While the difference may have a fairly insignificant effect on the totals, it could have a much bigger effect in smaller collections of data, such as for small campaigns and sub-campaigns.
The different indicators will not vary to the same degree: sampling might lower your sessions by 15% but increase your revenue by 30%.

If you have the opportunity to access a Google Analytics Premium account, you can download a non-sampled report. But if you’re part of the majority of Google Analytics users, your only option is to reduce or divide up your date ranges in order to lower the sampling rate to a more reasonable percentage. This results in wasted time and more manual interventions, not to mention the metrics you can’t add, like users, which will complicate the analysis.

How to avoid sampling

The answer is to use the full potential of the three mandatory parameters included in every session logged by Google Analytics. And note that I did say all sessions, because even sessions that are not part of a campaign have the utm_campaign parameter, it’s just that the value attributed to it is (not set).

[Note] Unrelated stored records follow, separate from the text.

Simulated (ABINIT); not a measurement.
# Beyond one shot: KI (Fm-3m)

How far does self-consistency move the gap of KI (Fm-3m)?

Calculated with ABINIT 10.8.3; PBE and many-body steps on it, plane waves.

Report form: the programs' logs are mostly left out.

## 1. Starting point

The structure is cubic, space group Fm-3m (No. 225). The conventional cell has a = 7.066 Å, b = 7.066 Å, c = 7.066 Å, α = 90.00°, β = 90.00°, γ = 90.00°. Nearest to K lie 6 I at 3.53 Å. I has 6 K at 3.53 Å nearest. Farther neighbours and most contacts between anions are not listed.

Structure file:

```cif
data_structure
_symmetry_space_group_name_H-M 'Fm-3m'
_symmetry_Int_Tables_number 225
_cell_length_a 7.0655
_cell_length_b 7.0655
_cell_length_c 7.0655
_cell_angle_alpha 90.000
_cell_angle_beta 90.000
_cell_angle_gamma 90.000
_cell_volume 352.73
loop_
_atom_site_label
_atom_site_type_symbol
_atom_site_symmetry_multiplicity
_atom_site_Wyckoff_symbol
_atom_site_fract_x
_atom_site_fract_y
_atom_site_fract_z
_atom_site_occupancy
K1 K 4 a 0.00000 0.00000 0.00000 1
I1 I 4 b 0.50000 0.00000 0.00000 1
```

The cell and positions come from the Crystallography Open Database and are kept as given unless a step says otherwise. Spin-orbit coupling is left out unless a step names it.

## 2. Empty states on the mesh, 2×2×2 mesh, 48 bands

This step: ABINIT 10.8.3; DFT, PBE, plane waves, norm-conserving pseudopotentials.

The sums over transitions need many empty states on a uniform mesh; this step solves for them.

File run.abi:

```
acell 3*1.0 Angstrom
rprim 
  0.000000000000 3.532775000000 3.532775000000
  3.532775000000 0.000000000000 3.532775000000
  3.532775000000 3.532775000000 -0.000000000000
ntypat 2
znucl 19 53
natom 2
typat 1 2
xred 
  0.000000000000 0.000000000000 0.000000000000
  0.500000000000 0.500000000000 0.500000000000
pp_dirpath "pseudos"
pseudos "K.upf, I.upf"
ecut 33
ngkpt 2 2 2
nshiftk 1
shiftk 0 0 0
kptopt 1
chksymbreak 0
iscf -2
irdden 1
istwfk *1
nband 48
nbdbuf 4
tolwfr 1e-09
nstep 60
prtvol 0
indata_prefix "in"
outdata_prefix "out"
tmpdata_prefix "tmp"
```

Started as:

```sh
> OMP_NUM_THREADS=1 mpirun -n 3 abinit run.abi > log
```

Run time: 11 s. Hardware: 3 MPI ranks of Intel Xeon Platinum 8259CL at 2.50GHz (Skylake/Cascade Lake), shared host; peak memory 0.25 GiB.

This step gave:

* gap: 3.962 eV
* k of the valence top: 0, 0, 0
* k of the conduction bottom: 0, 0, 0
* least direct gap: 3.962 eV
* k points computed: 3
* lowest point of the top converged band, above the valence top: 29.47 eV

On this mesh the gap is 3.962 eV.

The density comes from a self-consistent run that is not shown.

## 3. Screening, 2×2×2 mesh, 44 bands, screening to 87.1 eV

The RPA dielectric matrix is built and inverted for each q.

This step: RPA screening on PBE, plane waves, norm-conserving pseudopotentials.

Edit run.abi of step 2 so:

Here is an overview of the three parameters:

1 – utm_medium: Personalizing this parameter is not recommended given its major role in the definition of Channel Grouping (unless you intend to personalize Channel Grouping).

2 – utm_source: While personalizing this parameter is possible, it is not recommended given the importance of the name of the site/network (Facebook, Google, AdWords) in campaign analysis, not to mention that this parameter has already been formatted in a particular way given the other utm_source parameters in your Google Analytics system. Ideally, as with all other sources of your analytics, it is preferable to restrict your analysis to the site your user was on before navigating to your own site. For example: Say that you want to compare the performance of your sponsored ads on Facebook with organic ads. If you use a UTM like utm_source=facebook, utm_medium=cpc and utm_campaign=myamazingcampaign, you will easily be able to do the analysis by selecting Filter Source in your report. However, if you personalize the value of utm_source (facebook_campaignXcreativeY), your analysis will become more difficult because the number of variations of your source parameter for the traffic identified by a UTM might be quite large.

3 – utm_campaign: This is definitely a parameter that should be personalized— in fact, it was created for that purpose. While numerous data ranges for the same campaign might not look pretty in your campaign report because the results will be spread over many lines, using a rigorous naming protocol will let you easily filter the results in Google Analytics, or even in a visualization platform like Google Data Studio, Datorama or Microsoft Power BI. Plus, you get all this with no sampling!

To sum up, the following two points should be emphasized:

Another major advantage in concentrating a maximum of information in the utm_campaign/source/medium trio: Since these data are found in standard reports, they will not be affected if there is an error in data retention management. In other words, you won’t lose any data if parts of your account are erased when you set up new data retention parameters.
Adopting a clear naming principle and limiting sampling in your campaign architecture as far as possible is one of the main pillars of efficient reporting, especially considering that sampling is sometimes not immediately obvious, particularly when the data are presented using visualization platforms.

Happy data analysis!